The syntax problems in high school CS

January 4, 2012 at 7:50 am 12 comments

This is a nice account of personal struggles with syntax getting in the way of playing with computer science ideas.  The stories are believable, about facing a course in Basic that was more about memorizing history, about a course in Pascal that made Basic seem simple in comparison, and about layers of languages leading to layers of complexity.  I also believe the idea that Scheme, with its minimal syntax, lets the learner forego memorizing “rules” of syntax.

However, I don’t buy the subtitle: “Simple language makes learning complex concepts easy.”  Simple language means that you don’t struggle with complex language.  Hard ideas in computer science are hard ideas.  Hard ideas in a complex language may be impossible for some students.  Hard ideas in a simple language means that you can focus on the right things–it’s easier, but I don’t buy that just the language alone makes complex CS ideas easy.
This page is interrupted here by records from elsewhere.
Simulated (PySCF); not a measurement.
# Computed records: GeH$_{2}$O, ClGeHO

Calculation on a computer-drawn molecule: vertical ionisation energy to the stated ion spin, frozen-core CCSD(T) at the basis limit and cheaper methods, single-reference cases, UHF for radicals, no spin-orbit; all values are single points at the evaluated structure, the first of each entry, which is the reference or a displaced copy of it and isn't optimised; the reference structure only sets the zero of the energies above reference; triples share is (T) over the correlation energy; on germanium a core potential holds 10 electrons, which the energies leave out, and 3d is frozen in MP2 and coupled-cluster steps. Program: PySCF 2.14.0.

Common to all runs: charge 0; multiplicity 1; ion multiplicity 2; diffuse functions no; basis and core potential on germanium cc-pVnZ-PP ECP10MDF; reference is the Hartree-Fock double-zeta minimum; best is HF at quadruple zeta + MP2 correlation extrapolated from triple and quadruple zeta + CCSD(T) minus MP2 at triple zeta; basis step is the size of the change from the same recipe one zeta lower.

Simple Language Makes Learning Complex Concepts Easy

The thing I liked most about taking this course in Scheme was that I knew that I was learning something. Every concept I had ever tried and failed to understand comprehensively in my Pascal class – searching and sorting procedures, recursion, processing binary trees – was made clear when I studied them in Scheme. These things occur so naturally in Scheme that I couldn’t help but understand. After mastering the concept, I could then go back into my Pascal class and easily master the code. The point here is that concepts like these are universal in computer science. After you understand them, then you can learn the rules of any language in order to encode them. But it doesn’t matter how well you have mastered the syntax of a language if you don’t understand the meaning of what you are typing or the reason why it works.

via High School Computing: The Inside Story | Institute for Mathematics and Computer Science.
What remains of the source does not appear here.